Lecture on February 11th, 2021
The Global Digital Economy Made Concrete: Unpacking the Smart City
Prof. Dr. Blayne Haggart (Brock University, Canada)
Prof. Dr. Natasha Tusikov (York University, Canada)
About the lecture
Digitization and the commodification of knowledge as data and intellectual property are fundamentally restructuring the global political economy, affecting everything from the nature of property relations to the exercise of regulatory power and distribution of economic gains. While a full appreciation of the scale and scope of these changes can be daunting, focusing on “smart cities” offers a particularly compelling lens through which to consider the nature of these far-reaching issues. The smart city – driven by data, enabled by digital technology and shaped by intellectual property – embodies the economic, social and political dynamics of the global digital political economy.

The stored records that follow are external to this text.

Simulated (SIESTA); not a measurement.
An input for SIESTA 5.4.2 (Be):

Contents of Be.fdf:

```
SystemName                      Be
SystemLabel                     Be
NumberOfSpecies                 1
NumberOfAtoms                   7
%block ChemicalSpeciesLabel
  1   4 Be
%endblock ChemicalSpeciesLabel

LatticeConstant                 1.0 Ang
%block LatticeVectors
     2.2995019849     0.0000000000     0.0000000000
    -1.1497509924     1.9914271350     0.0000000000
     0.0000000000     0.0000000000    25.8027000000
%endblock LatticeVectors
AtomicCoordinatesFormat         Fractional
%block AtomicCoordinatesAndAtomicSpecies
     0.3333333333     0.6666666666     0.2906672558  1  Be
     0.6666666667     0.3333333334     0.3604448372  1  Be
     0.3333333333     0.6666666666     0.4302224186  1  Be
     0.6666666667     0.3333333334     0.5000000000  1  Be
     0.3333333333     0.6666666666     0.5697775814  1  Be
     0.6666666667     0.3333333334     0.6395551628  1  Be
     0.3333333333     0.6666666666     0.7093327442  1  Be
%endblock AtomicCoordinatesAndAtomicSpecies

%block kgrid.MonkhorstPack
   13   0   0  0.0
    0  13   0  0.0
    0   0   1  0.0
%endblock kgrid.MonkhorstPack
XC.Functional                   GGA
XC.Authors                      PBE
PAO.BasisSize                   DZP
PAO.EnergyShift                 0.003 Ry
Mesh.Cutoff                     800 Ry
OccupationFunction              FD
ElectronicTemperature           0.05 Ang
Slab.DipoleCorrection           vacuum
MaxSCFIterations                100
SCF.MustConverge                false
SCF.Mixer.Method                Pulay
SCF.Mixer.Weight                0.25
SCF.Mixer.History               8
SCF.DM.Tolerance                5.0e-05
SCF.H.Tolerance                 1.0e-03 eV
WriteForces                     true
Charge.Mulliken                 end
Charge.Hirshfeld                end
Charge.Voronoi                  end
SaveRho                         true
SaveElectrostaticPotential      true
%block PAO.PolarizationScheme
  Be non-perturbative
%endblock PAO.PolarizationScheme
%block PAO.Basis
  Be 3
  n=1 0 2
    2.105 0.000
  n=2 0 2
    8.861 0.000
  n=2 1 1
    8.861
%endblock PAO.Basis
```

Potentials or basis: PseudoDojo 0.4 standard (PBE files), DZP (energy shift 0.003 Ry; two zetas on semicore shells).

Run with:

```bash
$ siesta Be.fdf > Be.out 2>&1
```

In this presentation, Blayne Haggart (Brock University, Canada) and Natasha Tusikov (York University, Canada) use the example of the internationally controversial Quayside smart-city development (driven by a Google-affiliated company) in Toronto to illustrate key, globally relevant political-economic structural changes and to elaborate a theoretical framework for understanding the causes and consequences of the emergence of the datafied society. Among other things, the Quayside smart-city project, involving the Google-affiliated company Sidewalk Labs, highlights how control over intellectual property and data have become central to the exercise of political, social, and economic power, with significant implications for citizens’ ability to exercise democratic control over their cities, countries and lives.
About the speakers
Blayne Haggart is Associate Professor of Political Science at Brock University in St. Catharines, Ontario, Canada. He is the co-editor (with Natasha Tusikov and Kathryn Henne) of Information, Technology and Control in a Changing World: Understanding Power Structures in the 21st Century (Palgrave, 2019) and the author of Copyfight: The Global Politics of Digital Copyright Reform (University of Toronto Press, 2014). Blayne received his PhD in Political Science with a specialization in Political Economy from Carleton University in Ottawa, Canada. A former journalist and professional economist, his current research focuses on the political economy of knowledge governance, drawing on the work of Susan Strange and Robert W. Cox.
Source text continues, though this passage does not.